After 4 years of marriage I keep asking myself this question a lot. What is it that my Wife wants from me.
In the first year the journey was unbelievably smooth. Believe it or not we never had an argument, there was not even a single skirmish. This spotless record lasted for a full 1 year until the newest member of our family entered into our lives. Our child was welcomed with great joy and love from the entire family.
We as a couple never had time to think about anything else other than our son. Things started to change when his late night and loud awakenings started. We got to know what the power of a crying baby really is, it was touching us at all levels. The stress and anxiety were boiling to a peak and his consistent late night timing was adding fuel to the fire. It took a toll on us and more so on my wife. As she was the one who was with him 24/7 the impact was very high on her.
This was the situation in which our first arguments started. She used to get angry no matter what I did or not do. I was immature and was doing my best to add further heat to the situation, instead of understanding her situation I was more interested in defending myself and pointing fingers at her. The situation got worse day by day and one day it peaked to a point of almost a total breakdown, were we felt as if talking to each other was a total waste of time.
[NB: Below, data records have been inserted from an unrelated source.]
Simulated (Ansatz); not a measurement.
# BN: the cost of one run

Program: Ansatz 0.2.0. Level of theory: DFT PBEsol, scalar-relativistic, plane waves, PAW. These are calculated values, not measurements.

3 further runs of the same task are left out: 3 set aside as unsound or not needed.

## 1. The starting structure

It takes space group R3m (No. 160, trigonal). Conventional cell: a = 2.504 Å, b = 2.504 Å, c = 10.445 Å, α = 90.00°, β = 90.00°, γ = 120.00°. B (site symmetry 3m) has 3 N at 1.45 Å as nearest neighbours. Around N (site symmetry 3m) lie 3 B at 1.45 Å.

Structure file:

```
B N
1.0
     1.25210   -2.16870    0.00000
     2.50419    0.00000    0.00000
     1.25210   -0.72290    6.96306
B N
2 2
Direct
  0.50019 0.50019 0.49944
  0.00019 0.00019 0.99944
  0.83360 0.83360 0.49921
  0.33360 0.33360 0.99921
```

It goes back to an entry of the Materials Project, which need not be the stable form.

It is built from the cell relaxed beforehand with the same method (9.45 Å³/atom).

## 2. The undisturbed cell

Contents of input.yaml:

That night I was forced to reflect on what has happened and how can an absolute joyful relationship can turn into a hopeless one in a matter of few months. I made the usual excuse of our child playing the part in this whole scenario but on further contemplation I realized that he might have been the trigger point, the matchstick but the actual fuel was inside both of us. I thought of a lot of reasons for why this deterioration of the relationship should happen and the end of it I could not get any answers. Finally I decided that, it's me who have to take the responsibility and analyse what makes me and my wife get angry on each other and what exactly do we expect from each other.
I started to work on my patience and started observing her behavior a lot. After almost three years of observation and study I think I have made a cut and am able take a peek into her mind.
These are the things I was able to derive what she expects from me.
1. Complete wholehearted attention
Talking to her while watching TV or working on the computer makes her go mad. She wants me to be with her both physically and mentally even if it is for a short period. This I learnt the hard way after facing her wrath on many occasions.
2. Spend quality time with her and my son
She expects me to be with her and play with my son everyday. She doesn't care on how much time I spend with her, but on how much I was involved with her. It's the quality and not quantity that matters here.
3. Do not compare
This is a no brainer. Nobody likes to be compared with anybody else, it's the same with her.
4. Do not tell her how to do things
She likes her style of doing things and doesn't like me interfering in her work. The rule is not to give advice unless and until it is asked for.
5. Don't discourage her
She expects me to support her in whatever she does. But I have other opinions, the least she expects is not to discourage her. So I just let her know that I am not supporting her in that scenario and I just let her go ahead in whatever she wants to do. Sometime she fails, when it happens I make sure I am there for her move on. We don'y like to talk much on each others failures. We just move on.
These expectations looks simple on paper but takes a lot determination to follow in real life. Most of the time my ego and my instinct of belittling her take over and I falter. By day by day things are improving and peace is settling in the relationship.
Our relationship is not perfect but I am sure that by understanding my wife's expectations of me I can avoid the bumps and path-holes of our lives and make the journey a lot more joyful, happier and enjoyable.